Chapter 3, Problem 59P

To determine

The size of the antimatter meteorite and the energy involved in the annihilation process.

Answer to Problem 59P

The size of the antimatter meteorite is $3.68\text{km}$ and the energy released is equal to the energy of $9\times {10}^{12}$ nuclear arsenals in the space.

Explanation of Solution

Write the expression for the energy obtained during annihilation.

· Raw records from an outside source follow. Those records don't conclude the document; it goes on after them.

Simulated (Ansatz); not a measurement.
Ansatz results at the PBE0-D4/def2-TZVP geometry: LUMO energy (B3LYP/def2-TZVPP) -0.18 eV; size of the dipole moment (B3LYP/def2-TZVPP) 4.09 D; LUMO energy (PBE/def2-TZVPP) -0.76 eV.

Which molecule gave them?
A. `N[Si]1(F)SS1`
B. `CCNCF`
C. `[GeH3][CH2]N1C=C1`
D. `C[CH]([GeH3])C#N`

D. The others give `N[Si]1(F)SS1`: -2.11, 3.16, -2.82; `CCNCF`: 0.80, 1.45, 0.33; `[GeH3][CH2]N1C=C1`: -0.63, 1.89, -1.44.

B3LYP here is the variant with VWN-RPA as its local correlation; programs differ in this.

  $E=2m_0{c}^2$        (I)

Here, $E$ is the energy from annihilation, $m_0$ is the rest mass of photon and $c$ is the speed of light.

Write the expression for the gravitational energy of the Earth.

  $U=\frac{\left(0.5\right)G{M}_E^2}{R_E}$        (II)

Here, $G$ is the gravitational constant, $M_E$ is the mass of the Earth and $R_E$ is the radius of the Earth.

Since the Gravitational energy of the Earth will become the energy of annihilation of the matter-antimatter.

Write the expression for the energy during the process.

  $E=U$

Substitute $2m_0{c}^2$ for $E$ and $\frac{\left(0.5\right)G{M}_E^2}{R_E}$ for $U$ in above expression.

  $2m_0{c}^2=\frac{\left(0.5\right)G{M}_E^2}{R_E}$

Simplify the above expression for $m_0$.

  $m_0=\frac{0.5\left(G{M}_E^2\right)}{2R_E{c}^2}$        (III)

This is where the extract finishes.